Growing up in Scotland and visiting England I always knew first hand the problems that the differences in the money gave. Sometimes people would think I’d given them a fake banknote when I tried to spend Scottish pounds!

Now that it’s the other way round and I visit Scotland it’s always a treat to see the different notes there, but I’m wary of bringing them home and I always spend them!

So what money does Scotland use?

Scotland uses Great British Pounds, or Pound Sterling, just like the rest of the UK. Where confusion comes in is around the fact that Scotland has its own set of Sterling bank notes that are different to those used in England.

Bank of Scotland Banknotes for Scottish Pounds

What does Scottish money look like?

It’s only Scottish notes that look any different to any other money in Britain. Coins will look exactly the same.

Notes will come from either the Royal Bank of Scotland, Bank of Scotland or Clydesdale Bank. An example is in the picture above. While in Scotland you may also receive English banknotes as well.

Can you use English Money in Scotland?

Yes. You’ll have no issues at all using English money and banknotes all over Scotland. No one will question it at all.

Can you use Scottish money in England?

While you can use English money in Scotland, it isn’t always as straight forward the other way round.

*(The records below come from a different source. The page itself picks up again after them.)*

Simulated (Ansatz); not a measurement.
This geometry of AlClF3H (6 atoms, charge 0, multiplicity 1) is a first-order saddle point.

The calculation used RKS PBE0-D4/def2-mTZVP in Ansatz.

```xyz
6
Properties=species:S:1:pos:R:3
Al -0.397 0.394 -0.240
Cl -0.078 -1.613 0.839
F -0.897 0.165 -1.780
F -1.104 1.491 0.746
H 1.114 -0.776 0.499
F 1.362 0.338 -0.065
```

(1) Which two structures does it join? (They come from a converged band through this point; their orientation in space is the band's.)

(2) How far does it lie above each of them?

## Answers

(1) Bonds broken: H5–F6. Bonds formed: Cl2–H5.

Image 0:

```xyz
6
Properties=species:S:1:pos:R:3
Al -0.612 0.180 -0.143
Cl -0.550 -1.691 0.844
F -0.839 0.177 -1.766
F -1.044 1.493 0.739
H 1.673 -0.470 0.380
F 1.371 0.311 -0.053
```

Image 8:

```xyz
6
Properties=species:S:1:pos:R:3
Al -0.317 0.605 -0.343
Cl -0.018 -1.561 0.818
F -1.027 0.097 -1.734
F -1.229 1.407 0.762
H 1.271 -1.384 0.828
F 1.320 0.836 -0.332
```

It should be fine to use Scottish money when in England, it is legal tender, but because it looks so different many places may refuse to take it. You might find this especially happens in small independent shops and restaurants rather than the bigger chains. They aren’t used to seeing this kind of money every day and sometimes it can spook them and think that it’s fake.

Tip – if you’re also travelling to England or Wales after Scotland try to use up any Scottish notes while in Scotland over using any English ones. Save your English banknotes for the rest of Britain!

Should you exchange money before I travel to Scotland?

If you’re landing in Scotland directly from overseas then it’s a good idea to have some British Pounds before you arrive.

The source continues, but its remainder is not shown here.